City-based European Social Survey to lead 8.4m euro research project
Europe’s three leading social research infrastructures will collaborate during a four-year initiative
A research infrastructure based at City University London is
to co-ordinate a major new social science project that is being funded by an €8.4
million European Commission grant.
The European Social Survey (ESS) will lead a collaboration of the three leading European social research bodies for the initiative, called Synergies for Europe’s Research Infrastructures in the Social Sciences (SERISS).
The main aim of the four-year project is to offer governments a stronger body of evidence on Europeans’ attitudes, experiences and behaviour by strengthening co-operation between research infrastructures and improving methods of data collection and curation.

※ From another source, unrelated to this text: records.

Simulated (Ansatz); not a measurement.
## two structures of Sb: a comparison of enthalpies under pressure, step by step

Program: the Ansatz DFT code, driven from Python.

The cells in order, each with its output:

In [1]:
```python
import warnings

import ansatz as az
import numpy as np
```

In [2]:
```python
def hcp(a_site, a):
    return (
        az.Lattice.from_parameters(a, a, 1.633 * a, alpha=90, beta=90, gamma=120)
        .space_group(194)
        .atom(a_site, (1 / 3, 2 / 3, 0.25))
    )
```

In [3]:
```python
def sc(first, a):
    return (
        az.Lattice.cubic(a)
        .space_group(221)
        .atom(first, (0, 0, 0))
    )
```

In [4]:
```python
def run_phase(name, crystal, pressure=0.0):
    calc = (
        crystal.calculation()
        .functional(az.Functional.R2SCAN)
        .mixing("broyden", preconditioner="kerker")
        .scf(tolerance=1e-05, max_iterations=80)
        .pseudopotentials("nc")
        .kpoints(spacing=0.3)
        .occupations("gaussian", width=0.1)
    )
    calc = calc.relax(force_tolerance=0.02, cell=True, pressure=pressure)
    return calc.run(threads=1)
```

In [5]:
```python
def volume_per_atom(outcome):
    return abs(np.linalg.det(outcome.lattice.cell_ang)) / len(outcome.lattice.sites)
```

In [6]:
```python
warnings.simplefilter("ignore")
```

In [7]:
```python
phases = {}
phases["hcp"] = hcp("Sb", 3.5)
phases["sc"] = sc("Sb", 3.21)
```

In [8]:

It is hoped this enhanced evidence base can ultimately help national and European policy makers to address some of the key challenges facing societies today.
SERISS will see a collaboration between the ESS, the Survey of Health, Ageing and Retirement in Europe (SHARE), based in Germany, and the Consortium of European Social Science Data Archives (CESSDA), based in Norway.
Organisations representing the Generations and Gender
Programme (GGP), European Values Study (EVS) and the WageIndicator Survey will
also be involved.
Rory Fitzgerald, Director of the ESS and Co-ordinator of SERISS, said: "This grant provides a significant boost for European social science. It creates a critical opportunity for leading infrastructures to ensure that they are fit for purpose and can provide evidence for academics and policy makers alike when addressing grand societal challenges.
“Whether it is an ageing society, climate change, fertility, migration or the future of democracy, the social sciences are critically important in illuminating those issues. By facilitating more effective harmonisation and innovation between social scientists, SERISS will help to ensure they can effectively play their part in those debates.”
Over the next four years, the ESS and its partners will:
- Improve the representation of the European population in research – including target groups for policy makers, such as older people in residential institutions, young unemployed individuals and migrants
- Share and improve data-gathering methodology and harmonise data sets across Europe
- Invest in new software for cost-effective web-based interviewing, more efficient fieldwork management, and to support new ways of collecting data
- Connect social survey infrastructures with bodies that generate data through administrative processes such as tax collection or benefit payment
- Create an EU-wide framework for social surveys covering research ethics and data protection concerns.
The ESS, hosted by the Centre for Comparative Social Surveys at City, has been carried out every two years since 2001 and gathers data on public attitudes, behaviour and experiences in more than 20 countries in each round. In 2013, it was awarded European Research Infrastructure Consortium (ERIC) status by the European Commission.
Fothergill, Pro Vice-Chancellor (Research and Enterprise) at City, said: “Providing the European policy makers with a solid base of
the highest-quality socio-economic evidence is key to addressing important
societal challenges facing Europe today.
“Together with the European Social Survey ERIC, I am therefore very pleased that we will also be hosting this important project at City University London.”
The SERISS project will be supported by representatives from a range of international social science research projects, who will form a board of strategic advice and ensure that the project’s findings are relevant to and disseminated across the social science community. These include the World Values Survey, International Social Survey Programme and the Inter-university Consortium for Political and Social Research in the USA.
SERISS was launched today (Monday 21st September, 2015) at a meeting involving the key partners of the project. It is part of the European Commission’s Horizon 2020 programme, which is investing €80 billion in research between 2014 and 2020.